Emerging Data Center Trends: From DevOps To DataOps

Source – forbes.com

If asked to list the top trends that are shaping the enterprise data center today, most technologists and tech investors would likely agree on a core set. The list would include technologies like such as cloud computing, containers and virtualization, microservices, machine learning and data science, flash memory, edge computing, NVMe and GPUs. These technologies are all important for organizations pushing digital transformation.

The harder question: What’s coming next? Which emerging technologies or paradigm shifts are poised to be the next big thing? And what effects will they have on the hardware and software markets?

One new trend that has started to gain traction within large enterprises is a practice known as DataOps. The name is a play on the better-known DevOps paradigm, a practice that was codified about a decade ago with the aim of integrating software development (“dev”) and operations (“ops”). While sharing some of the goals of DevOps, DataOps is distinct and indicative of some of the major shifts we see today.

DevOps Defined

Let’s start with DevOps. DevOps, first described in 2008, is an IT practice that aims to maximize automation and repeatability in the process of building and deploying applications. The thesis was that if software developers and operations professionals could collaborate tightly, building and deploying applications would be faster and cost less. The goals of the practice include agility, faster time to market and continuous application delivery.

Companies like VMware, Docker, Puppet, and Chef have all ridden the DevOps wave.

The DevOps Disillusionment

Despite the early frenzy and excitement by the software cognoscenti, DevOps has plateaued. A 2017 study reveals that DevOps has not totally delivered on its promise. Of the 2,197 IT executives interviewed in the study, only 17% listed DevOps as having had a strategic impact on their organizations — much lower than, for example, big data (41%) and public cloud infrastructure as a service (39%). One explanation — DevOps methodologies did not consider data-intensive applications.

The Rise Of Data

If there is one trend that is impacting virtually all enterprises today, it’s the increasing emphasis on using data to drive value. A study by IDC predicted that by 2020, we’ll have 44 zetabytes of data worldwide versus just three exabytes in 1986. Whether it’s to improve the customer experience, increase operational efficiencies or generate new sources of revenue, data is the leverage point for competitive advantage across industries.

Why Data Matters

If the use of data has become part and parcel to disruptive business models, then thinking about how to manage and deploy data-intensive applications has become central to IT practices. Unlike lightweight applications that were the focus of DevOps methodologies, a whole host of new considerations emerges when you start to talk about data-intensive applications.
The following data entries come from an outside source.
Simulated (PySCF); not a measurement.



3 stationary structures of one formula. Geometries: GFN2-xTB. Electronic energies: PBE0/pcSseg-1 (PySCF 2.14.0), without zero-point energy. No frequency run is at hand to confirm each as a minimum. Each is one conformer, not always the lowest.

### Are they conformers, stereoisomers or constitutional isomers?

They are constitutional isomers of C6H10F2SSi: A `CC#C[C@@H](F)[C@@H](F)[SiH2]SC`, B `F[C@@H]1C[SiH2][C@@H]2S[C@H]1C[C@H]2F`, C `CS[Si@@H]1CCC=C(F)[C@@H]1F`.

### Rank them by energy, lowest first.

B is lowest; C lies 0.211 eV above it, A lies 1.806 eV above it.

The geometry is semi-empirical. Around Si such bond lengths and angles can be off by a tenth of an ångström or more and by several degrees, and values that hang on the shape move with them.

Data management practices inform the entire application lifecycle. The development of data science and machine learning applications, for example, requires the use of large volumes of training data. The deployment of applications by the operations groups is also different; data-intensive applications need to consider data locality for performance reasons, meaning that processes need to be deployed near where the data is persisted. Furthermore, whenever data is being used by different groups within an organization, the access to that data must be controlled and governed by IT security policies.

DataOps For Data-Driven Applications

These new data-centric considerations have motivated the need for a practice that can transcend the limitations of DevOps. Simply put, DataOps is an agile methodology to develop and deploy data-intensive applications. Largely motivated by the growth of machine learning and data science groups within the enterprise, the practice requires the close collaboration between software developers and architects, security and governance professionals, data scientists, data engineers, and operations. DataOps is a people and process paradigm that aims to promote repeatability, productivity, agility and self-service while achieving continuous data science model deployment.

In my work with large organizations, some employing thousands of data scientists, I’ve noticed a shift in the types of infrastructure, platforms and tools being used to support DataOps. While some of the tools used to support DevOps practices (e.g., containers and virtualization) are still central to DataOps, there are additional needs that compel the use of newer technologies and that may hint at the next decade’s market winners.

First, at the tools layer, a DataOps practice requires a data science platform with support for the languages and frameworks beloved by the community (e.g., Python, R, data science notebooks and Github). Additionally, a robust practice should facilitate the enforcement of strict data access and governance policies at all stages of the process. Data-as-a-service or self-service data marketplace tools are key.

At the platform layer, DataOps requires a unified data fabric that can manage and provide access to massive volumes of data, including both legacy structured data as well as newer unstructured and streaming data sets. With a global data fabric, data can be managed across physical locations and processed with a breadth of compute engines, including containerized processes. Finally, the platform chosen to support data-intensive applications must optimize for data locality.

The Next Generation Of Market Winners

As a veteran and student of the software industry, I know that the only constant is change. Although nobody has a crystal ball, I think it’s safe to say that the next 10 years in the data center will be different from the last. One trend to keep your eye on is DataOps. As these practices become more widespread, I predict that we will see a shift in the technology marketplace. The winners will be the companies that provide the tools and platforms that make it easier to develop and deploy data-intensive applications.